# Quick Torsion question

1. May 18, 2005

### morry

Hi guys,

Just a quick question. I have been attempting some problems to do with torsion.

Most are pretty standard, you know, find the torque, angular rotation etc.

However Im stuck on this one. I have calculated the torque and rotation for a shaft thats at its proportional limit. But the next part asks me to find the same things, but this time the beam is fully plastic. How can I do this?? I have no idea.

Thanks guys.

2. May 18, 2005

### Gokul43201

Staff Emeritus
Morry, it is most efficient to post the exact question.

3. May 18, 2005

### morry

Ok here it is:

What torque and angular rotation are produced if the bar is deformed until it is fully plastic? Assume perfectly elasto-plastic material behaviour.
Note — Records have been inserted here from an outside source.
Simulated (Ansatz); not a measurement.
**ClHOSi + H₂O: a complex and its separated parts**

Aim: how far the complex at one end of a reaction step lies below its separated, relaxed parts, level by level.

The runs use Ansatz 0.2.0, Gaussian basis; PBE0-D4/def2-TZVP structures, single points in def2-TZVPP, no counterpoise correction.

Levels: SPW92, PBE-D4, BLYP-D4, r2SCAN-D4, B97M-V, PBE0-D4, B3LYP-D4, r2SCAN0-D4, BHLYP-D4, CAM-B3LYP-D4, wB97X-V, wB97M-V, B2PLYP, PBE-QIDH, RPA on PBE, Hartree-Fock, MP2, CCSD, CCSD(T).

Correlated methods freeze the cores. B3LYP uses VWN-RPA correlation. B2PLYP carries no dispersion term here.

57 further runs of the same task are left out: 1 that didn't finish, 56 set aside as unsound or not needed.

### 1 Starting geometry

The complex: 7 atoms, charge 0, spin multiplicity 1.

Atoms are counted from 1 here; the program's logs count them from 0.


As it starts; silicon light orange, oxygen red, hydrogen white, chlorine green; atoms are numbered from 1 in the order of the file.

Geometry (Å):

I am given the yield stress and elastic modulus. Dont worry about giving me specific answers, just a quick understanding is all Im after.

Cheers.

Last edited: May 18, 2005
4. May 18, 2005

### FredGarvin

At first thought, they may be asking you to use the ultimate yield stress as your failure criteria in stead of the yield stress. I am not quite sure what "perfectly elasto-plastic material behaviour" really means.

5. May 18, 2005

### morry

The trouble is, they dont give us anymore information about the Uts. I think its a weird question. Its good to see Im not the only one who thinks this way.

6. May 18, 2005

### PerennialII

Are you familiar with analyses using rigid or ideal plastic plasticity descriptions? The first thing coming to mind in a question such as this one is that they'd want you to do a limit load / plastic collapse analysis. Usage of solely yield strength in this case implies probably that hardening in all forms is neglected.

7. May 18, 2005

### Gokul43201

Staff Emeritus
Perennial, I suspect this is much simpler still, and yes, strain hardening must be neglected.

The stress-strain curve, I believe, looks as shown in the attachment. This is what I recall is refered to as "perfectly elastoplastic".

That said, I believe there is insufficient data to answer the second question : the angular rotation at failure. Clearly, the torque will be the same as in the elastic case.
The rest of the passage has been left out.